2. Aug 22nd Flashcards
The Insignificance of Statistical Significance Testing
Most stats classes focus on how you calculate a p-value in different contexts.
Johnson first points out the limitations of p-values.
Larger issue: How we really SHOULD be doing statistics
What is a p-value?
The probability of getting the observed data/results or something MORE extreme given the null hypothesis is TRUE.
- In ecology, we’re frequently studying relationships (ex. do supplements effect antler size, does adding vegetation to a stream bank reduce pollution in a river)
- Looking at a natural variable in the environment (x) and measuring a response to that change (y)
- We’re almost ALWAYS looking at relationships
- Null hypothesis is that there ISN’T a relationship
- Ex: Density of predators vs density of prey: Even if there ISN’T really a relationship, you will still get inherent noise (from process & sampling error), indicating SOME sort of relationship
Johnson’s beef with p-values
- In most ecology cases, we KNOW there is SOME relationship, so it’s useless to ask if there is one (p-value)
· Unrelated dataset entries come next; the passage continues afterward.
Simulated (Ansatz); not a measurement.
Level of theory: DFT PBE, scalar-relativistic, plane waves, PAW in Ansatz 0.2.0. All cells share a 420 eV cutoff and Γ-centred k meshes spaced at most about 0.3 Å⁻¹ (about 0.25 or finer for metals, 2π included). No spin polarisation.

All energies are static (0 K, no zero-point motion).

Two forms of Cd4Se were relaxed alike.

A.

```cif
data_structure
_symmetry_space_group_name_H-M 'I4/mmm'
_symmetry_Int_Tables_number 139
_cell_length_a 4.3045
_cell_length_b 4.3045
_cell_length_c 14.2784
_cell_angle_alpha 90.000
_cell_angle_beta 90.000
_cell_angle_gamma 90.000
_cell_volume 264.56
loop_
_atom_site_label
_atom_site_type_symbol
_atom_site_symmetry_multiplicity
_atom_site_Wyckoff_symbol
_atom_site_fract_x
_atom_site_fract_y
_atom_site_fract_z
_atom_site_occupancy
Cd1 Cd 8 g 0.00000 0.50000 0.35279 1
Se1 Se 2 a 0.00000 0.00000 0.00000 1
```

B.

- The chances of getting a STRONG relationship are definitely slim
- If your observed relationship is really unlikely, you might conclude that there is a relationship
What p-values DON’T mean
- The probability that your observed results were due to chance
- – Why? Your results are either due to chance or not. There’s no probability associated with it.
- – Flipping a coin: once the outcome has happened, once truth exists, there’s no probability of it.
- Probability that the null hypothesis is true
—Technically speaking, p-values say nothing about your data
- – It’s really talking about data you haven’t collected
- —– What is the probability of getting similar results given your results?
What 2 things are p-values always based upon (if not more)?
The probability of getting your results is ALWAYS the function of AT LEAST two things
- –1. Effect size - your results (slope, difference between groups). The STRENGTH of the relationship between x & y
- –2. Sample size - More samples ALWAYS equals smaller p-values
What-ly significant vs what-ly significant?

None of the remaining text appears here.